English
Wartimes: Seventeenth-Century Women’s Writing and Its Afterlives
Erin Murphy is Associate Professor in the Department of English and the Women’s, Gender, and Sexuality Studies Program. She specializes in seventeenth-century British literature and politics, as well as broader issues of gender, sexuality, and political theory. She is the author of Familial Forms: Politics and Genealogy in Seventeenth-Century English Literature (2011). She has also co-edited Milton Now: Alternative Approaches and Contexts (2014) with Catharine Gray, and a special issue of Criticism on the work of Eve Kosofsky Sedgwick with James Keith Vincent. She has published numerous essays in collections and articles in journals such as English Literary History, Studies in English Literature, and Milton Studies.

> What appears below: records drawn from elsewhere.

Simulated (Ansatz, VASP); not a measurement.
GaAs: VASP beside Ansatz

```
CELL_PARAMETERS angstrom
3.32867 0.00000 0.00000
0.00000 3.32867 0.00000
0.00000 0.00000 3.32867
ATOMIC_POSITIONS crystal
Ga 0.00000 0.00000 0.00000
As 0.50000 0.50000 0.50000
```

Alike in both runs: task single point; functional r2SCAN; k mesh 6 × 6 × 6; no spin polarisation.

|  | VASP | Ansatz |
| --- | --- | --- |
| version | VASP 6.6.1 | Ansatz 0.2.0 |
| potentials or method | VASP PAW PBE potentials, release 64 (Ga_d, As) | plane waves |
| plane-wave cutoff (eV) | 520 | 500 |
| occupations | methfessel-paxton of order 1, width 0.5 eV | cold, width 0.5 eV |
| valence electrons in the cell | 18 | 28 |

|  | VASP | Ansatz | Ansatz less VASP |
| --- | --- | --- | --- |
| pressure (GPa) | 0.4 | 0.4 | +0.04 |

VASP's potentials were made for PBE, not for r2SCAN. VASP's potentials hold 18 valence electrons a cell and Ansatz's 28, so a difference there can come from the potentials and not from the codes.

She is currently working on two book projects, Wartimes: Seventeenth-Century Women’s Writing and its Afterlives and Rude Reading: Gender, Race, Sexuality, and the work of John Milton. As part of Northeastern University’s NEH-supported ‘Intertextual Networks’ project, she is developing a digital exhibit on biblical marginalia in Lucy Hutchinson’s Order and Disorder with Chelsea Clark.
With Sarah Wall-Randall, she co-leads the interdisciplinary seminar on Women and Culture in the Early Modern World at Harvard University’s Mahindra Humanities Center. In 2017, she created the Boston University Public Humanities Undergraduate Fellows pilot program, which she ran until 2021. She has also won BU’s Metcalf Award for Excellence in Teaching.